Paul Ryan is right—and Paul Ryan is wrong. So very wrong.
The most influential Republican in Washington recognizes that the presumptive nominee of his party is preaching racist dogma on the campaign trail. The speaker of the House decries Donald Trump’s claim that a federal judge is not qualified to preside over a case involving the billionaire Republican—who has bashed Mexicans throughout his campaign—because the jurist’s “Mexican heritage” creates a conflict of interest.
“I regret those comments he made,” Ryan said Tuesday, when asked about Trump. “Claiming a person can’t do their job because of their race is sort of like the textbook definition of a racist comment. I think that should be absolutely disavowed. It’s absolutely unacceptable.”
But, says Ryan, he is still on the Trump train, affirming his role as perhaps the most prominent endorser of a candidate who spouts what Ryan himself describes as “absolutely unacceptable” rhetoric that “should be absolutely disavowed.”
Ryan’s stance is absolutely absurd.
Trump’s attacks on US District Judge Gonzalo Curiel, who is presiding over a case involving allegations that Trump University defrauded people who signed up for courses, match most definitions of a racist comment. And Trump has not dialed down his incendiary language. He has amplified it, even going so far as to weigh the prospect that Muslim jurists should be barred from cases involving him, as the billionaire has spent much of the past year ranting and raving about followers of Islam. So Trump’s remarks were not a slip of the tongue. His stance is not a mistake that he could casually correct; this is a focus of his campaign, which he has brought up at rallies and ordered his supporters to defend. Trump is running a campaign that has repeatedly been criticized for promoting and perpetuating racial bias.

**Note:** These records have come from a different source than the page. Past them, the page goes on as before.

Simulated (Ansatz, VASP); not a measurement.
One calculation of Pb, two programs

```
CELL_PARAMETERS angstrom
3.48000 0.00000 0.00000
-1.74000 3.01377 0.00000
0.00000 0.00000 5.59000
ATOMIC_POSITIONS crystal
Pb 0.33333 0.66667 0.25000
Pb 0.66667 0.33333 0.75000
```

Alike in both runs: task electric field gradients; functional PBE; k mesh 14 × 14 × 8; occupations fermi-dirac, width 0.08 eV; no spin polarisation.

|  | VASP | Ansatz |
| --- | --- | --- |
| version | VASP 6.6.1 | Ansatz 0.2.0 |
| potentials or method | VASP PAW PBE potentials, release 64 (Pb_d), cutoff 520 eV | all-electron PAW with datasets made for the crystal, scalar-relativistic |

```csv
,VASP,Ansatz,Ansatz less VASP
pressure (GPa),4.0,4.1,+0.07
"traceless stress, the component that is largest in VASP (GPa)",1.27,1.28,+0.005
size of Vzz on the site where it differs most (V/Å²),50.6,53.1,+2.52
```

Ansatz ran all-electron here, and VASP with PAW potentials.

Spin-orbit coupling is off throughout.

Ryan recognizes that bias. But nonetheless, on Tuesday, Ryan reaffirmed his endorsement of the presumptive nominee, which he made only last week, as Trump was ramping up his attacks on Judge Curiel, an Indiana-born jurist of Mexican-American descent. “I believe that we have more common ground on the policy issues of the day, and we have more likelihood of getting our policies enacted with him than we do with [Democrat Hillary Clinton],” said Ryan.
No one doubts that Ryan disagrees with Clinton on a host of issues. But responsible Republicans have in the past rejected party nominees who they felt were insensitive or irresponsible when it came to addressing the racial divide in this country. When Barry Goldwater voted against the Civil Rights Act of 1964, some of the most prominent Republicans in the country determined that they could not support him as their party’s nominee in that year’s election. Goldwater, who historians suggest was a more honorable man than Trump, said he opposed civil-rights legislation because of his general concern about federal intervention in the states. But Goldwater’s position was too extreme for responsible Republicans, who were deeply troubled as their party’s nominee collected the support of Southern segregationists. The Republican attorney general of Massachusetts, Edward Brooke, who two years later would be the first African American elected to the US Senate since Reconstruction, announced that he could not support Goldwater. So, too, did Republican Congressman John Lindsay, who a year later would be elected mayor of New York City. Backing Goldwater, said Lindsay, would represent a “retreat from principle” and “the historic Republican party principles that I represent.”
And what of Paul Ryan today? Ryan recognizes racism—“the textbook definition of a racist comment”—in a Republican candidate’s remarks. But he will not reject that candidate because he thinks it would be harder to enact his policy agenda with a Democrat in the White House.
Ryan is profoundly wrong about this. He is placing partisanship ahead of opposing what he himself identifies as “textbook” racism that “should be absolutely disavowed.” That’s shameful on any level. But it is particularly shameful coming from the congressional leader of a Republican Party that was once led by a president who signed an Emancipation Proclamation and longed for the day when this union would be guided “by the better angels of our nature.”